Frequently Asked Questions

What is Neptune Mutual?

Neptune Mutual is a decentralized finance project focusing on a DAO-based coverage solution. To create initial demand and incentivize early adopters, Neptune Mutual launched liquidity-mining features like Bond and Farm Pool.

How Does the NEP Bond Pool Work?

You specify the amount of cryptocurrency to stake in the pool while the pool adds the equivalent amount of NEP (on your behalf) to form a liquidity pair on a DEX. Your cryptocurrency will be locked for 90 days or as suggested in the user interface. After the locking period, you receive your tokens back (minus fees) with additional NEP tokens received as the liquidity pool reward.

How Does the NEP (Farm) Pool Work?

Select a cryptocurrency, liquidity token, or NEP your wish to stake in the NEP Pool. You stake or lock your "liquidity tokens" to receive NEP as the liquidity pool reward. There is a minimum lock period of 24 hours before you can unstake your liquidity.

Will the Bond and Pool Close in the Future?

Yes. Both bond and farm pool smart contracts are written in such a way that they automatically end as soon as the maximum amount of "liquidity token" is staked.

When Will the Bond and Pool Reopen Again?

If the bond or pool still has unspent NEP reward balance and if the maximum amount of "liquidity token" comes down when people unstake, you will then be able to deposit more. These parameters are specified in the smart contracts and can be publicly viewed. Read the smart contract documentation pages to understand how to check these parameters live in the blockchain.

Who is behind Neptune Mutual?

The team behind Neptune Mutual has chosen to remain anonymous. We will announce the team members before launch.

Can I Become a Contributor?

Of course. Check out our Contributor Application page for more info.

Does the NEP Token Have Continuous Emission?

No, it doesn't. There is a fixed supply of NEP tokens. The maximum supply of the NEP token is 225M NEP before distribution and 900M NEP after distribution.

Is the NEP Token Deflationary?

Yes. The NEP tokens go out of circulation when they are staked (temporary) and burned (permanent).

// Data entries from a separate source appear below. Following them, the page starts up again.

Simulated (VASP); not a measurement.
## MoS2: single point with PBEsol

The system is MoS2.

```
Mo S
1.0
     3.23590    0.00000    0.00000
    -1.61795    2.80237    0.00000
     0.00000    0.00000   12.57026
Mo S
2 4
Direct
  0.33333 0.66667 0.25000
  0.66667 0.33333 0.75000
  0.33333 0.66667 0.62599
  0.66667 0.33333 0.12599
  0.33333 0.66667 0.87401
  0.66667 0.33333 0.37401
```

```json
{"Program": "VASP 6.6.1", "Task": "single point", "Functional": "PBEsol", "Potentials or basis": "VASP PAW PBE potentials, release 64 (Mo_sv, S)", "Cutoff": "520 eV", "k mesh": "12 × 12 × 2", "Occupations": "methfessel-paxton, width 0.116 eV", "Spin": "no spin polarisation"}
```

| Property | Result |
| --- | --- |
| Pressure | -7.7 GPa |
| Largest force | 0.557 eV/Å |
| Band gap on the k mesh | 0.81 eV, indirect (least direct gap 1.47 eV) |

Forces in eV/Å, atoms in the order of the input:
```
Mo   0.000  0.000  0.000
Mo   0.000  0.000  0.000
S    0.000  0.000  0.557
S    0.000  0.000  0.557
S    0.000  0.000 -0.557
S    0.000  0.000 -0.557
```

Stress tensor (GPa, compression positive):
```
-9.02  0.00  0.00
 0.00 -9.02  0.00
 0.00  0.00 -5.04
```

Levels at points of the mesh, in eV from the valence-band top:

  • Governance: Voting rights.

  • Staking NEP tokens to provide liquidity and earning rewards

  • Staking NEP tokens to become coverage reporter

  • Staking NEP tokens to create a new coverage market

Burning System

  • Foreign assets farmed under NEP pool will be used to purchase NEPs which will then be burned.

  • Creating a new coverage pool requires you to burn 1000 NEP tokens. Coverage creators will earn a small portion of the coverage fees collected in DAI/USDC/BUSD or ETH/BNB/MATIC.

  • 4000 NEP tokens must be staked when creating a coverage pool. The higher your stake, the more visibility your coverage will get in the market.

  • Coverage pools are available in stablecoins. We deduct 6.5% of the coverage fee or coverage claim in the stablecoins. The acquired stablecoins will be used to purchase NEP tokens in a decentralized exchange and then immediately burned in a single transaction.

  • Providing liquidity to a coverage pool requires you to stake 250 NEP or higher.

The suggested amount of NEP tokens to burn and/or stake is for information purpose only. Please be advised that these amounts are configurable and can change now or in the future.

What Is the List of Exchanges That Will Be Covered?

The Neptune Mutual platform allows any NEP holder to create a cover contract. A creator needs to burn 1000 NEP tokens to create a new cover contract. To prevent fraudulent contracts, the creator is required to lock 4000 NEP or more. The cover creator will earn a percentage of the fees (in stablecoin) collected in the contract.

How Can I Earn in the Cover Pool? What Are the Benefits?

In order for you to join a cover pool as a liquidity provider, you need to stake 250 NEP or higher and supply stablecoin liquidity in the pool. You will earn your proportional stake of cover fees earned every month. The protocol deducts 6.5% of the total cover fees and then transfer it back to the pool. This automatically compounds your liquidity in the pool for higher returns.

To encourage more people to join the cover pool, the protocol will airdrop NEP tokens to the initial liquidity providers on top of the cover fees. This will be stopped when we run out of NEP reward allocation.

The fee deducted by the platform will initiate a swap transaction in a DEX and the received NEP tokens will be burned in a single transaction.

Always refer to the Protocol Fee document for the latest information since the fees are configurable and can change.